… I ask this question because it seems like the attitude of most European newspaper folk seems quite positive in the face of declining print revenues and print circulation numbers.
Is it merely cock-eyed optimism?
Or is it an acceptance that newspapers, as a medium, are changing, and will necessarily continue to change to survive?
Its hard to really divine the thoughts from a newspaper article, but it certainly seems like its more of the latter than the former. And I think at the end of the day, isn’t that all its about? The will to acknowedge change, and then having the intestinal fortitude, and above all *buy-in* that things will need to change?
I think that’s what got most folks (well, *me* anyway) all riled up after Sam Zell gave his thoughts on his recent acquisition of the Tribune and “those boys” at Google .

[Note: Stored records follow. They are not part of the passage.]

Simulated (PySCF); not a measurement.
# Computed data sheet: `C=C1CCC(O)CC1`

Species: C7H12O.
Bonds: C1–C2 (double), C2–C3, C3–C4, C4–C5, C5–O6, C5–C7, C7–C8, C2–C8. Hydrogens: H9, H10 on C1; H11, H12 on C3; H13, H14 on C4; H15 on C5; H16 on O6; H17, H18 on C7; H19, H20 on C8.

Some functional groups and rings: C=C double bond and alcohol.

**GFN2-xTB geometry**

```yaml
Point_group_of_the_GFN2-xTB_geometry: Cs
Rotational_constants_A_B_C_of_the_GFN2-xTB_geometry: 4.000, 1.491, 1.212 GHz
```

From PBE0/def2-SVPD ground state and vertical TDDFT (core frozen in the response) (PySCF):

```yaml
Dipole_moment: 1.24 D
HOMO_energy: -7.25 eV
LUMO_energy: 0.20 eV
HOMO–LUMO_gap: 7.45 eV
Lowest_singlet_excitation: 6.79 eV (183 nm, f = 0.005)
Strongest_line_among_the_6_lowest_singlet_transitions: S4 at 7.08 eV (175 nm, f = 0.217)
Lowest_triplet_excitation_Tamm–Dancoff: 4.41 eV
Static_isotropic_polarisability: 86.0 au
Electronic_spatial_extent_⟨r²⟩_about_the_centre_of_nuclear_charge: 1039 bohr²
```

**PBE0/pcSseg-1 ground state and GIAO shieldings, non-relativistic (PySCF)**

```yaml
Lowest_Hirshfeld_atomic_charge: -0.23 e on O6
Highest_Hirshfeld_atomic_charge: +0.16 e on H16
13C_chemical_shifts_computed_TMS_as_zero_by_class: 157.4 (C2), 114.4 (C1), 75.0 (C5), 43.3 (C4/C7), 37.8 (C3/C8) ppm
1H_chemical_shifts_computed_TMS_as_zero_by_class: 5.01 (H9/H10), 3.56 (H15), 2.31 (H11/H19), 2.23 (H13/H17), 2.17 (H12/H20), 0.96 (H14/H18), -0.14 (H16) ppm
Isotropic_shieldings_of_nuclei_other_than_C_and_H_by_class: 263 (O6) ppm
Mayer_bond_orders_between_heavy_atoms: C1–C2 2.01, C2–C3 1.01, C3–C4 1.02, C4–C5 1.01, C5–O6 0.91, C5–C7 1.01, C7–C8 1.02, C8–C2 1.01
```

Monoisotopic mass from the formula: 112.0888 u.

Its not that his thoughts were specifically boorish and uninformed, but that he clearly doesn’t have the passion or vision for a man who was in a unique position to effect change. He’s viewing his purchase like any other that he’s made billions off of: a distressed undervalued property that he plans to “turn around”, and, if history is any indication, flip it.
It sounds like European news editors and owners are taking the longer view of things, making appropriate changes to their media strategy, and in so doing, are confident that their efforts will bear real fruit.
Is there a dash of cock-eyed optimism? Perhaps.
But at least its coming from a place which makes sense to me, and isn’t full of bluster and scarcely veiled legal threats.

One Comment
First: there is no such thing as ‘european newspaper folks’. People are different. Even within nations and, yes, even within the different publications in one nation. Regarding Europe, well I don’t know about the other nations but in Germany most of the print newspapers folks are so clueless it hurts. You hardly read anything about blogs in the newspapers. And if you do they get as much facts wrong as possible. More than just one time german journalists managed to get confused with the pi/day numbers and said these numbers are pi/month. Making a simple to catch mistake by the factor of 30, that’s just ridiculous (you can read it in german here: http://www.stefan-niggemeier.de/blog/wiederholungstaeter-iii/ ). Now you know what these guys know about t’internet. Online presences of german newspapers are pretty bad too. Most of them don’t seem to take the internet too serious.
You see, at least in germany most of them are pretty clueless.
I follow the discussions in the englishspeakin blogosphere for quite some time now and I read about the US-Newspapers now and then and I can tell you what us-newspapers are doing right now is at least 2+ years ahead of there germany is. The next years are really going to hurt em.